Saturday, October 10, 2020

not the moon | gluck and poetic foremothers

Mock Orange

It is not the moon, I tell you.
It is these flowers
lighting the yard.

I hate them.
I hate them as I hate sex,
the man’s mouth
sealing my mouth, the man’s
paralyzing body—

and the cry that always escapes,
the low, humiliating
premise of union—

In my mind tonight
I hear the question and pursuing answer
fused in one sound
that mounts and mounts and then
is split into the old selves,
the tired antagonisms. Do you see?
We were made fools of.
And the scent of mock orange
drifts through the window.

How can I rest?
How can I be content
when there is still
that odor in the world?

Twenty or so odd years ago, I was a baby poet.  Or more accurately, I had been writing poems since age 15, but only 20 odd years ago, on the verge of 25,  did I get good enough to call it actual poetry. I was in my second year of grad school (studying mostly novels, but occasionally poems) at Depaul and something clicked--I blame TS Eliot for the hinge popping open, but he may have just unjammed the lock.  That fall I spent a lot of time ferrying books back and forth from the library in my backpack--mostly women writers--Carolyn Forche, Anne Sexton, Mary Oliver, Sharon Olds, and for the purposes of this entry--Louise Gluck, whose just been honored with the Nobel. There was no internet, or at least not at my apartment, nor did I have a job, so I spent my days when not in class reading and writing a swell of work that autumn. Truthfully, it was probably the first time I had immersed myself in contemporary poets and that perhaps was what opened the door to the work I was writing, and would write in the future.  The poems came fast that fall and into the spring, an output that changed my career trajectory--a swerve away from teaching and toward writing, however I needed to support myself.  A handful of poems in my very first chapbook stem from this time.  I also garnered my first journal publication with them. 

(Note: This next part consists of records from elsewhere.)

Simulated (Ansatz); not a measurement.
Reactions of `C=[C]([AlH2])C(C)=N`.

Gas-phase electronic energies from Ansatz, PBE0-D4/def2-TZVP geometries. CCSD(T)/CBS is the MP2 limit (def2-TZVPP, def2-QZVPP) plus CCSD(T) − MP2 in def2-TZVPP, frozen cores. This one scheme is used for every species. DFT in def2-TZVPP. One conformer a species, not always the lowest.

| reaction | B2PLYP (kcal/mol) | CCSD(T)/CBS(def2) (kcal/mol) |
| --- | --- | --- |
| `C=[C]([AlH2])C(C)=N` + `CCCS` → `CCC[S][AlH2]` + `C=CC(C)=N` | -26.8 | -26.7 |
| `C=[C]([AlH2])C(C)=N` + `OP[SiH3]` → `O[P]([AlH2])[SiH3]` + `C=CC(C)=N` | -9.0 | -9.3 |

Eventualy I wandered away from most of these poets, as my style shifted, barring a brief seminar during my MFA at Columbia devoted to Oliver, Sexton, and Olds.  Years later, had you asked me about any of these poets, I would probably wrinkle up my nose and, with exception of Sexton and Forche perhaps, call them slightly facile. My tastes had moved on to writers like Jorie Graham and Anne Carson if we're talking literary heavyweights.  Gluck was something from the past, and definitely an influence on the work I was writing then and probably for the next four years.   It was unfashionable to say, particularly in my program, that you loved Gluck, and yet, I regularly found poets out in the wild who professed their love for her work and would continue to. I feel like, stylistics aside, the experimental poetry world (ie. the male poetry world if we're getting specific) has a particular vitriol toward Gluck, which I never really understood, and now, as the news spreads of the Nobel, are rustling restlessly with their keyboards.  Admittedly, I was surprised they'd chosen a poet so very white in the current world where everyone else is making strides in recognizing POC, but I don't think that's the angle these criticisms stem from.  I once heard a male poet dismiss Gluck as a "flower poet" and fumed for days. My chief criticism is the poems are a little too tidy and heavy handed.  Constantly moving the reader toward epiphany tied neatly with a bow. She weilds this more adeptly than other poets of her generation (particularly male) but she still weilds it. 

I do not write those sorts of poems--not anymore--but I can see the value in work--the strands that are still woven in how I learned to make poems.